1. Watch for casting calls. I’m deeply indebted to a New York-based pal who spotted an opening for New York Times stringers in my area and kindly tipped me off! That led to a written contract, and, more than a year later, an editor there finally called me for a paid, bylined assignment. Major news agencies put out these calls for freelancers in specific geographical regions or specialties every now and then. It pays to keep an eye out.
If someone reputable (I said reputable, remember) is actively hunting for people with your writing, photography, design, or other valuable talents, it never hurts to throw your hat in the ring.
2. Use your existing contacts. Do you have friends, family, social acquaintances in need of your services? Previous clients interested in repeat business? Industry connections? If you’re trying to get established, you need to talk to the people you already know as well as continue to network with other professionals. If your own circle is unaware of your capabilities, you cannot reasonably expect outsiders to know who you are and what your business offers.

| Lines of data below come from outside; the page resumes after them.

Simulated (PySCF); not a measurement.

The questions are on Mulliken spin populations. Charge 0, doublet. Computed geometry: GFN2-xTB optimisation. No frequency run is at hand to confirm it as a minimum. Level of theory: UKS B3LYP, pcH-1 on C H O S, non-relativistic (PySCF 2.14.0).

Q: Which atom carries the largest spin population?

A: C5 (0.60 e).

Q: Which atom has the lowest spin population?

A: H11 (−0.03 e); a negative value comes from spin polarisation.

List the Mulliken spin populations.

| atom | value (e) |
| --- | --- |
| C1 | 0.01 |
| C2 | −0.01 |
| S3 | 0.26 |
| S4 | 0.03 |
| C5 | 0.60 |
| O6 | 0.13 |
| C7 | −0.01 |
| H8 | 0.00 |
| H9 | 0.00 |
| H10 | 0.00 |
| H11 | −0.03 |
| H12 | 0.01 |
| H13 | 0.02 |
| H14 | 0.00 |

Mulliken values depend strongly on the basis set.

3. Do a spec job. If you don’t have a substantial portfolio, build one! Create a sample brochure for a prospective client. Write marketing copy. Take your camera out and complete a few shoots. Research a story and pitch it to editors. Dig out your paints, craft supplies, beads, whatever it is that you use to create, and get to work.
4. Showcase your portfolio. Once you have a portfolio, curate it. Select your best work samples and find a way to display them publicly. These displays could be physical (a storefront, a consignment gallery, a catalog) or digital (a personalized website, an Etsy shop, a branded social media page). Set a schedule for adding new material or promoting your services. Will you be a regular vendor at select local shows? Will you post a new item online as soon as you finish making it?
5. Invest in a professional membership.Yes, for worthwhile professional associations this will probably be something you’ll have to pay for. Yes, that technically makes it a paid service. No, I’m not contradicting myself. The difference between a professional membership and the types of online services we discussed last week is that the former is a network of professionals in your field. Your money doesn’t get you in, your industry credentials do. There are, or ought to be, standards to meet, conduct and ethics codes, meetings and networking events, and other perks, such as regular newsletters or member forums. Ideally, you want one with a reasonably current website, active participants, and a comprehensive, searchable directory. You’re looking for a place that will increase your industry clout, enhance your professional development, and help potential clients locate you, preferably through an online bio or a link to your business web page. Bonus points if the organization provides access to job listings in some form.
6. Cold call. Or cold e-mail, or cold walk through the danged doors of your target client’s offices and seek out a live human. Being an outright pest may not thrill the people that you want to work for, though. That organization has gotten along just fine without you thus far, doing whatever it does, so do respect people’s time. Just try to at least make a decent first impression and exit with the name of somebody who has the power to give out assignments.
7. Advertise. Target specific clients and offer perks to those who sign up for your service or purchase your product within a limited time frame. Student discounts, non-profit rates, coupons, newsletters, white papers, e-books, digital downloads, prints, branded merchandise, videos, lessons, and accessory products are among the customer perks that could be at your disposal, depending on your budget and your industry. An instructor or coach may charge lower rates to workwith high school or college students, for example, or a photographer might offer free wallet-sized prints with a minimum order for each senior photo booking.
Such perks may be acceptable for some writers, self-employed artists, and designers working in photography, graphic arts, fashion, or other creative industries, however, they are not considered appropriate for those working in traditional news media. Familiarity with industry norms is critical here. Generally speaking, if offering a perk can give the appearance of quid pro quo or otherwise create a potential conflict of interest, you should avoid it.
Do you have a client-hunting strategy that didn’t make my list?